Wan 2.1 and 2.2 models are typically limited to around 5 seconds of generation. Some models have inherent capability to go beyond that but they need an external driving signal: WanAnimate, InfiniteTalk. An approach that remains mysterious to the maintainer of this website: ContextOptions.
However there is a separate host of solutions.
We can take an existing video and generate an extension to it.
The simplest form of doing this is to run I2V generation supplying last frame from previous generation as start_frame.
This works but does not preserve continuity of motion - characters start moving at a different speed, in a different direction, etc.
A method which has been practiced for a while is to supply several last frame from previous generation, say 16 as initial frames in VACE embeds. VACE masks need to be setup accordingly - so that these frames are preserved and subsequent frames are generated. Rest of frames need to be supplied as (127, 127, 127) grey frames.
VACE naturally works with T2V models.
One possible workflow from Verole: civitai.com/models/2024299.
As a more recent discovery it appears that a number of frames from previous generation can be supplied as starting frames into the next generation for I2V models as well.
Apparently Wan 2.2 I2V models can accept those frames without any additional LoRa-s or controlnet-like additions. Wan 2.1 I2V models did not have this ability however.

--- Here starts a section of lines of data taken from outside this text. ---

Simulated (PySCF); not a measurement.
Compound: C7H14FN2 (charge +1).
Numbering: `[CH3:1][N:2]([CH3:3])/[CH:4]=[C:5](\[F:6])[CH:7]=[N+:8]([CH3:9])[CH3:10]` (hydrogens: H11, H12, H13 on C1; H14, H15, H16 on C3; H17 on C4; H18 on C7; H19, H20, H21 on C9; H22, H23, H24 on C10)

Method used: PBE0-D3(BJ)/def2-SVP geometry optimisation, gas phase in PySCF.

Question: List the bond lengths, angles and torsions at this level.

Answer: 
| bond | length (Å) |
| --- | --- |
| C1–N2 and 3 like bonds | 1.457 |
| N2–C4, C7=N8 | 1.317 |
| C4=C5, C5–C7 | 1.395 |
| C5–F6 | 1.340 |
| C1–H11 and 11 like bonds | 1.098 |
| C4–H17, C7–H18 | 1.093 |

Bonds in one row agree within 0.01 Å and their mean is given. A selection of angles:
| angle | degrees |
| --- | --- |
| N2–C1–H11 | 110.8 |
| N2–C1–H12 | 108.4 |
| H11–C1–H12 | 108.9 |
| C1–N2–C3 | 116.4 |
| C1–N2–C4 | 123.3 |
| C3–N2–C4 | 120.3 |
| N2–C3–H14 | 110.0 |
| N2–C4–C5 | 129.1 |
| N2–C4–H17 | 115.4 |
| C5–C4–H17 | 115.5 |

A common problem which accompanies this kind of generation are “flashes”. On those initial frames the 2nd generation would abruptly change overall image brightness, colors or exhibit some sort of a noise pattern. These typically last for a few frames only. Avoiding this kind of issues is an area of ongoing experimentation.
See also: Drozbay’s Study for additional details on how embeds can be preapred and examined.
Degradation remains an ongoing problem with generating extensions. Degradation takes two forms:
SVI-shot is one way to supply a reference, however a method has not yet been found to use svi-shot and preserve continuity of motion. SVI-film may be a vible way to reduce “burnout” degradation; it would seem that we would need exactly 5 handover frames in this case - probably less than what we would have wanted to preserve continuity of motion - and this doesn’t help with character likeness problems. So right now it seems that we need to choose between countering character likenes problems and countering burnout.
It is believed that degradation might be happing as a result of converting data from pixel to latent space and back via VAE too many times. An idea that often comes up then is to avoid roundtripping and just take last several latents from generation of the previous segment and use them to kick-start generation of the next segment. This will not work however.
This is because the 1st frame in sequence is encoded differently to the rest in WAN latent space. It takes up 4x as much bytes and subsequent frames use it as a point of reference. If we simply chop off the last 4 latents from the previous generation (and this is 16 frames) they will not constitute a correctly encoded sequence of frames in WAN latent encoding.
SVI 2.0 Pro is a promising step in combating degradation in I2V generations. While it does not cure it completely there definitely appears to be less of it.
StoryMem is another similar attempt.
There is an easy way to determine if a model is using clip vision embeds.
Look at the model on Hugging face and see if it contains a layer called img_emb.proj.
For models which do accept clip embeds this may be a viable way to counter both kinds of degradation.
Wan 2.2 models unfortunately don’t seem to be clip vision aware at all, expect Wan Animate which is 2.2 only in name.
One interesting approach which can in theory be used in combination with any extension method is color matching. It has been tested in particular in combination with SVI 2.0 Pro and was able to successfully hide the fact that contrast/lightness had still a little driften after two extensions.
As bnp2704 explained
In its simplest form, a video is just a collection of many images
…so the innocent looking Color Match node from kijai/ComfyUI-KJNodes
which colormatches image to image is actually sapplicable to videos:

Just choose one reference image and Color Match every frame of the generated video to it.